For you, maybe. I understand that fitness is growing to become a new mainstream religion in the West, but not everyone wants to participate in this.
That said, I'm not saying one should not have a healthy lifestyle. Sure, encourage more physical activity. But for the love of Great Maker, do not break up the time kids spend on intellectual tasks or hobbies into small chunks. You can do fitness rituals in 15-minutes stretches, but you can't do anything that requires any kind of creativity or focus in that time.
If you mean Pomodoros, then it doesn't count - the whole idea of "Pomodoro break" is to be short and spent in such a way as to not really break you out of focus.
If you can just sit down at random times and immediately code for 20 minutes with full focus, please tell us your secret. It sounds like a superhuman skill.
I do the same thing, 30 minute stints, 3-5 minute breaks. Occasionally if I'm really rolling I'll just keep going but I generally make sure to stop for breaks.
The key is to do things that won't get you mentally distracted, has a good stopping point, and lets you mentally rest.
Good breaks:
- I walk around the building
- Watch a short comedy youtube video
- Scroll through memes/comics
- Read blog posts, usually ones that aren't too detail-oriented and with good stopping points (Coding Horror is a good example)

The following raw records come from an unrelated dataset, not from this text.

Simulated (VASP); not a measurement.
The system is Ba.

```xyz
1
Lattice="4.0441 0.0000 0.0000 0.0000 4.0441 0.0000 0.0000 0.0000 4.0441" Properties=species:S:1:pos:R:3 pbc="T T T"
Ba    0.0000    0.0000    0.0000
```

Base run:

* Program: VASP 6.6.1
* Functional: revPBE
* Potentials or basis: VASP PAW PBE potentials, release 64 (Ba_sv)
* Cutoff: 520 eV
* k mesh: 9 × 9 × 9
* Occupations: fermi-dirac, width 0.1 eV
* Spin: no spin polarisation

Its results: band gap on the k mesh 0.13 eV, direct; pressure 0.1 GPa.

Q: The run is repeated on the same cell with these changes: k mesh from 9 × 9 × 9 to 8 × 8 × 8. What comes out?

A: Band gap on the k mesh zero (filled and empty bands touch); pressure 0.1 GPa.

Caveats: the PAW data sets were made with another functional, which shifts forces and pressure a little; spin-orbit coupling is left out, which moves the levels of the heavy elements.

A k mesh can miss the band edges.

- Listen to an instrumental music song (no lyrics), close my eyes, maybe get some fresh air.
Bad breaks:
- Start a long email
- Other projects.
- Anything mentally taxing or stressful (don't pay bills on break, don't try to figure out what you'll have for dinner)
- Read an exciting book that you don't want to put down
Doing this helps me stay focused all day. Over an 8 hour shift I take breaks for approx 48-80 minutes (plus lunch), so at most a little over an hour is wasted--versus burning out after just a few hours, writing bad code that I then spend the next day cleaning up.
This further translates into me being able to work some more on some side projects when I get home without getting burnt out--and not always programming, but other mental work like writing, art, meal planning, etc.
I'd question how effective a 15-minute fitness session is; it usually takes me that long to get really warmed up, not to mention the time it takes to get cleaned up after I'm done.
As I am a fan of the lazy programmer theory, we should be encouraging people to be lazy now, so that the biochemical effects of physical activity may be effortlessly emulated by a brilliant technical workaround later. The more smart people we have working on exercise-free health, the better.
Your selfish act of keeping your own body healthy with literally dozens of minutes of pointless kilocalorie-burning and wasted watts every week is a Nash equilibrium choice. Think of all the benefits to society that could be realized if no one ever needed to exercise to stay healthy. But if you're healthy now, you have no particular incentive to cheat death. You're taking brains out of that innovation lottery.
Come on, people. We can automate people out of their paying jobs, but can't automate exercise out of existence?!
Perhaps there is a sort of cognitive dissonance in play. People who have remained healthy their entire lives by disciplined application of exercise would undoubtedly feel betrayed and devalued when people can achieve the same results with drugs and implants.
/s
Programming and doing exercise are not entirely rivalrous tasks, but I can get a lot done in 3 hours if I am completely focused and entirely uninterrupted (even from self-sourced interruptions).
It really depends on who you ask. Some people may prioritize being the best programmer they can be over being healthy, but it's undeniable the connection between healthy body and a healthy mind.
That said, I'm not saying one should not have a healthy lifestyle. Sure, encourage more physical activity. But for the love of Great Maker, do not break up the time kids spend on intellectual tasks or hobbies into small chunks. You can do fitness rituals in 15-minutes stretches, but you can't do anything that requires any kind of creativity or focus in that time.